Andrew Ellard is a script editor known for his work on Miranda, The I.T. Crowd, Red Dwarf, The Midnight Beast and Life of Riley. He discusses his work and approach for BAFTA Guru.
What does a script editor do?
“I tend to put script editors into three categories (though in practice it’s a lot more complicated and overlappy than this): conduit, contributor and consultant. A conduit runs several writers, collates notes from above and tracks details — this kind is common with soaps. A contributor is in effect another writer, providing gags and ideas — these are big on comedies. The consultant does story and character analysis, provides lots of notes and works directly with writers, and this is where I feel comfortable.
My job is to get you to the best version of the thing you’re already trying to write. You didn’t hire me to add my creative voice, I’m not going to attempt to make it the show I think it should be. I’m lucky, I’ve been working with Graham Linehan, Miranda Hart and Cardinal Burns, they have a voice. You don’t want to get in the way of that or dilute it.
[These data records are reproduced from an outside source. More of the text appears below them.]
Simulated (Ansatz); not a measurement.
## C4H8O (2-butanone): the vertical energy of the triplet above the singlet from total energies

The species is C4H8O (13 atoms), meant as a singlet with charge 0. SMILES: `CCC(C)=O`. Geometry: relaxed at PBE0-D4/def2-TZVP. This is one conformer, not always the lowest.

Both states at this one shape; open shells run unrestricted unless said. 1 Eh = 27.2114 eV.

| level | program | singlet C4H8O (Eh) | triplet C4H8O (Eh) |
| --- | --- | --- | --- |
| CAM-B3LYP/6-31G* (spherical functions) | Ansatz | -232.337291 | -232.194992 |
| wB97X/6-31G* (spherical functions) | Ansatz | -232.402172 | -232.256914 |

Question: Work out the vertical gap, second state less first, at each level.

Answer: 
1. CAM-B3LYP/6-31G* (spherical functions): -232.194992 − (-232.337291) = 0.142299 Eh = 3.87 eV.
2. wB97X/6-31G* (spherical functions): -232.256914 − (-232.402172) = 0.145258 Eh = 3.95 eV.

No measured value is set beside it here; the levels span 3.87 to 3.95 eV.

I couldn’t write the Cardinal Burns sketch Vomit Cops, but I still know where the structure is, where the laughs are, what we need to know. It’s interpretive, never mechanical, like providing a review before the show’s even shot.”
Why is structure important?
“You need to understand the situation so you know what is happening, who this character is, why they’re like this — then you laugh. If you’re confused, it almost always inhibits the comedy. My job isn’t to structure something, it’s to look at the thing that you’ve got, figure out why it’s not satisfying yet and then work backwards. Take a show like The Royle Family, that’s very low-key and gentle but the plot is genuinely moving forward all the time and you feel it. More importantly, you feel it when it’s not.
My obsession with structure came from watching a ton of television. I realised almost everything that bugs me about shows could be fixed. You might think this scene you’ve written is hilarious, but you haven't set up the character’s urges to do that or their taste for that thing — those are structural issues that can be sorted out.
It works across genres too: structure will give you a good, well-manufactured laugh, scare or dramatic reveal. Three act structures aren’t rote, you can mix it all up. When you tell a story in the pub, you tend to build to a crescendo as opposed to having a climax in the middle and talking for another minute and a half. It’s not that we’ve written structure manuals we have to obey, it’s that people tell stories a certain way that we find satisfying, so identify the tropes they use.”
Mistakes writers make
1. Scene after scene where nothing happens. Don’t mistake your sitcom for ‘me and my friend sat in a room quipping sarcastically’. That’s when you end up with types: mum type, dad type, teenage type. You never feel like those characters are so memorable they couldn’t be in anything else.
2. Underplotting. Don’t think talking about a subject without changing the situation will be enough to get you through 12 pages. Conversely, over-length – making the same point reiterated in three scenes back to back.
3. Not being fast enough. Watch the first episode of Friends, they nail four characters to the mast in the first scene of the first show in seven lines of dialogue – that’s less than two lines each (read it here: https://storify.com/ellardent/seven-lines-from-friends). It’s extraordinary and impossible to do, but that’s your aim, for your audience to say “I know this character immediately”.
4. Dull character names, so many Dans, Robs, Jeffs, Janes, Fionas. That could be almost anybody. If you call a character Bartholomew, I’m already there, there’s already something there that feels specific. You use them to convey something — there’s something nasal about saying Basil and that fits Basil Fawlty.
5. Unspecific scene descriptions, stuff like ‘EXT – BOAT – DAY’. What sort of boat are we talking about? When Jimmy McGovern was writing Cracker, that character was originally written as being thin and not unlike Jimmy himself. They cast Robbie Coltrane! He might’ve thought he wanted the character to be thin, but what comes off the page from those first scripts won’t have been his weight, it will have been an attitude: the fieriness, the compulsion to gamble, the anxiousness, the focus. Introduce the character with ‘deeply focused but sarcastic’ and I know who that character is, but ‘brown hair and blue eyes’? Shrug.
Tips for young writers
1. Don’t ever put all your hopes on one script. Have three samples that show some variety. Go and get good at all sorts of stuff, you’ll figure out what kind of writer you are.
2. It’s not a race. There’s no gain to be had from rushing and showing people a load of bad stuff. Take your time, get it right.
3. Don’t think you have to go to university to know how to write. Chances are you haven’t lived enough. Go learn more about the world, so you have something else to talk about and draw from.
4. The first notes you get will terrify you to your very soul. But learning how to take and use them is vital. Toughen up. Learn to grasp the meaning behind the note — a bad suggestion is probably still trying to fix a real (or perceived) problem. What was that problem, or why do they perceive it as one?
5. The job of the writer is not to have written one thing, it’s to write. Always, and more.